[PATCH] logformat annotation fixes

Tsantilas Christos Thu, 24 Apr 2014 07:13:52 -0700

Currently note values printed with "%note" formating code,  which
contain non alphanumeric characters, were quoted and quotes were then
escaped, resulting in bizarre logged rendition of empty or simple values
(often received from various helpers):
      %22-%22
      %22Default_Google%22
      %22pg13,US%22


This patch:
- does not use quotes to print annotations

- Allow system admin to define a separator to use for logged
annotations. The %note logformat accepts the following argument:
     [name][:separator]
The separator can be one of the ',' ';' or ':'. By default, multiple
note values are separated with "," and multiple notes are separated with
"\r\n". When logging named notes with %{name}note, the explicitly
configured separator is used between note values. When logging all notes
with %note, the explicitly configured separator is used between
individual notes. There is currently no way to specify both value and
notes separators when logging all notes with %note.

- Makes the Format::Token::data a struct (now is a union) and initialize
Format::Token::data data members in Format::Token::Token constructor.
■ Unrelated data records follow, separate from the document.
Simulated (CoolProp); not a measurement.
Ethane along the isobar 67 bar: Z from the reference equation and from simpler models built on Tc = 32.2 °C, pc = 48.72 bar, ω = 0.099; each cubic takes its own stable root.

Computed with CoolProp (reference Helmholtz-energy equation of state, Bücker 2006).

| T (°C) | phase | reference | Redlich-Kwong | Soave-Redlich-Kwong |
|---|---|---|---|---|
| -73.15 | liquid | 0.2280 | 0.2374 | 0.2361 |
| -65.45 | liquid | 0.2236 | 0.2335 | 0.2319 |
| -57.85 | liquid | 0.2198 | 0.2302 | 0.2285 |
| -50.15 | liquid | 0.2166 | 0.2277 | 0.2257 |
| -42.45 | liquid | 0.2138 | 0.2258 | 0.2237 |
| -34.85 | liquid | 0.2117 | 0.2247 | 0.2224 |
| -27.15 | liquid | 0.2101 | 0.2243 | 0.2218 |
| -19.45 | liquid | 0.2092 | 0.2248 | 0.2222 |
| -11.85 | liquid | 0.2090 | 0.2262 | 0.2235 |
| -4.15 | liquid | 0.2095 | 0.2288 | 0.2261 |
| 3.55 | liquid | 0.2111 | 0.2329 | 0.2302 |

This is a Measurement Factory project

Logformat annotation fixes

Currently note values printed with "%note" formating code, which contain non 
alphanumeric characters, were quoted and quotes were then escaped, resulting
in bizarre logged rendition of empty or simple values (often received from
various helpers):
      %22-%22
      %22Default_Google%22
      %22pg13,US%22

This patch:
- does not use quotes to print annotations

- Allow system admin to define a separator to use for logged 
  annotations. The %note logformat accepts the following argument:
     [name][:separator]
  The separator can be one of the ',' ';' or ':'.
  By default, multiple note values are separated with "," and multiple
  notes are separated with "\r\n". When logging named notes with
  %{name}note, the explicitly configured separator is used between note
  values. When logging all notes with %note, the explicitly configured
  separator is used between individual notes. There is currently no way to
  specify both value and notes separators when logging all notes with %note.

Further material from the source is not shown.